Data Preparation for Mixed-Subjects Design — msd

Create and validate data objects for MSD estimation. Create an MSD data object

Creates a validated data object for mixed-subjects design estimation. Accepts either a single combined dataframe or two separate dataframes for observed and unobserved units. Column names default to "Y", "D", "S0", "S1" and can be overridden explicitly.

Usage

msd_data(
  data = NULL,
  observed = NULL,
  unobserved = NULL,
  outcome = "Y",
  treatment = "D",
  pred_control = "S0",
  pred_treated = "S1",
  obs_outcome = NULL,
  obs_treatment = NULL,
  obs_pred_control = NULL,
  obs_pred_treated = NULL,
  unobs_treatment = NULL,
  unobs_pred_control = NULL,
  unobs_pred_treated = NULL
)

Arguments

data: A combined dataframe containing both observed and unobserved units. Observed units have non-missing Y values; unobserved units have Y = NA. If provided, observed and unobserved should be NULL.
observed: A dataframe of observed (labeled) units with columns for outcome Y, predictions S0/S1, and treatment D. If provided, data should be NULL.
unobserved: A dataframe of unobserved (unlabeled) units with columns for predictions S0/S1 and treatment D (no Y column needed).
outcome: Name of the outcome column. Default: "Y".
treatment: Name of the treatment column. Default: "D".
pred_control: Name of the control prediction column. Default: "S0".
pred_treated: Name of the treatment prediction column. Default: "S1".
obs_outcome: Outcome column name for observed data only (overrides outcome).
obs_treatment: Treatment column name for observed data only (overrides treatment).
obs_pred_control: Control prediction column for observed data only.
obs_pred_treated: Treatment prediction column for observed data only.
unobs_treatment: Treatment column name for unobserved data only.
unobs_pred_control: Control prediction column for unobserved data only.
unobs_pred_treated: Treatment prediction column for unobserved data only.

Value

An S3 object of class "msd_data" containing:

observed: Dataframe of observed units with standardized columns Y, S0, S1, D
unobserved: Dataframe of unobserved units with standardized columns S0, S1, D (or NULL)
has_S0: Logical indicating if S0 predictions are available
has_S1: Logical indicating if S1 predictions are available
has_both_predictions: Logical indicating if both S0 and S1 are available
n1: Number of treated observed units
n0: Number of control observed units
m: Number of unobserved units
col_mapping: List of original column names used

Details

The function supports flexible column name specification:

Default column names: By default, the function expects columns named "Y" (outcome), "D" (treatment), "S0" (control prediction), and "S1" (treatment prediction). Override these using the outcome, treatment, pred_control, and pred_treated arguments.

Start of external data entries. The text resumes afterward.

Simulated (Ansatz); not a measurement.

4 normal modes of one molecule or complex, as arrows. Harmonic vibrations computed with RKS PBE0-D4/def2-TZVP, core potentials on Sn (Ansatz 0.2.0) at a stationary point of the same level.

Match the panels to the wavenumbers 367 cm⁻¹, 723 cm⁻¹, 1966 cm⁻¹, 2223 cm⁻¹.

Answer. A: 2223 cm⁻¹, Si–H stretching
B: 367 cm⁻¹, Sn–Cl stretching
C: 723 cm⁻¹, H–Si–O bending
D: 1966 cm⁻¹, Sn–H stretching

Global specification: Use outcome, treatment, pred_control, pred_treated to set column names that apply to both observed and unobserved dataframes.

Per-dataframe specification: Use obs_* and unobs_* arguments when column names differ between observed and unobserved dataframes. These override global settings.

Two input modes:

Mode 1: Single combined dataframe Provide a single dataframe via the data argument. The function will automatically split it into observed and unobserved based on whether Y is NA.

Mode 2: Separate dataframes Provide two separate dataframes via observed and unobserved.

Examples

# Default column names (Y, D, S0, S1)
obs_df <- data.frame(
  Y = c(1.2, 0.8, 1.5, 0.9),
  S0 = c(1.0, 0.7, 1.3, 0.8),
  S1 = c(1.1, 0.9, 1.4, 1.0),
  D = c(1, 0, 1, 0)
)
msd <- msd_data(observed = obs_df)

# Custom column names (same in both dataframes)
obs_df2 <- data.frame(
  response = c(1.2, 0.8, 1.5, 0.9),
  pred_ctrl = c(1.0, 0.7, 1.3, 0.8),
  pred_trt = c(1.1, 0.9, 1.4, 1.0),
  treated = c(1, 0, 1, 0)
)
unobs_df2 <- data.frame(
  pred_ctrl = c(1.1, 0.9),
  pred_trt = c(1.2, 1.0),
  treated = c(1, 0)
)
msd2 <- msd_data(
  observed = obs_df2,
  unobserved = unobs_df2,
  outcome = "response",
  treatment = "treated",
  pred_control = "pred_ctrl",
  pred_treated = "pred_trt"
)

# Different column names in observed vs unobserved
obs_df3 <- data.frame(
  outcome = c(1.2, 0.8),
  claude_pred_0 = c(1.0, 0.7),
  claude_pred_1 = c(1.1, 0.9),
  treatment = c(1, 0)
)
unobs_df3 <- data.frame(
  s0_claude = c(1.1, 0.9),
  s1_claude = c(1.2, 1.0),
  D = c(1, 0)
)
msd3 <- msd_data(
  observed = obs_df3,
  unobserved = unobs_df3,
  obs_outcome = "outcome",
  obs_treatment = "treatment",
  obs_pred_control = "claude_pred_0",
  obs_pred_treated = "claude_pred_1",
  unobs_treatment = "D",
  unobs_pred_control = "s0_claude",
  unobs_pred_treated = "s1_claude"
)